We have a very clear user-agent policy, https://foundation.wikimedia.org/wiki/Policy:Wikimedia_Foundation_User-Agent_Policy stating that:
- Requests without a user-agent should be blocked
- Requests not coming from a browser should be properly identified using a distinctive name, a contact email or url, or otherwise be blocked
We've always been exceedingly liberal with this policy, but it's clearly become unsustainable.
We will progressively rate limit, then block requests from these generic user-agents. Our goal is to block all traffic from unidentified clients and not coming from authorized actors, like toolsforge or our internal APIs.
Below is the proposed schedule, limiting first to 10 requests per second per ip, then to 5, then to 1, and finally blocking the traffic completely.

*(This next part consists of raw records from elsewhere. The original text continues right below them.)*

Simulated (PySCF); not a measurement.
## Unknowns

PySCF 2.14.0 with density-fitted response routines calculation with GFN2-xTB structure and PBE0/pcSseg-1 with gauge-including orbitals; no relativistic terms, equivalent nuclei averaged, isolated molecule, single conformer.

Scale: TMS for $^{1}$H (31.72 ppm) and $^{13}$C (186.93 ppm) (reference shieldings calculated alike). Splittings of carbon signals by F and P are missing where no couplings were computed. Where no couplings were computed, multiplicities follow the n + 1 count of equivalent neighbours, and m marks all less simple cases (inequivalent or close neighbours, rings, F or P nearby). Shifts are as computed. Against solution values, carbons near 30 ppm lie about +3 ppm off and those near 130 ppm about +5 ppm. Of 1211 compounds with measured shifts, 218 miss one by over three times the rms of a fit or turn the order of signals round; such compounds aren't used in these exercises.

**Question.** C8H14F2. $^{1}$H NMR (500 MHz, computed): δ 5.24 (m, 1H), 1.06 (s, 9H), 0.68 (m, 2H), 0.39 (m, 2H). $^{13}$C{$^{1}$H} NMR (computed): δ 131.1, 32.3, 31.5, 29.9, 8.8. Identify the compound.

| user-agent pattern | 10 rps/ip | 5 rps/ip | 1 rps/ip | block |
| No user agent | - | - | Aug 11 | Aug 18 |
| library default | - | Aug 11 | Aug 18 | Aug 25 |
| curl/wget CLI | - | Aug 11 | Aug 18 | - |
| external mw-related | Aug 11 | Aug 18 | Aug 25 | Sept 1 |
Definitions of patterns:
- No user agent: requests without a user-agent header, or with an empty value for it
- library default: requests with the default user-agent string for common software libraries like python-requests, curl, okhttp, go-httpclient, etc.
- external mw-related: requests with user-agent strings
set by MediaWiki (like ForeignApiRepo) orby other mw-related software like WDQS Updater
In the specific case of MediaWiki - generated user-agents, we can't completely block them at the moment because MediaWiki not only uses a non-policy compliant UA string by default, but it also doesn't allow overriding it.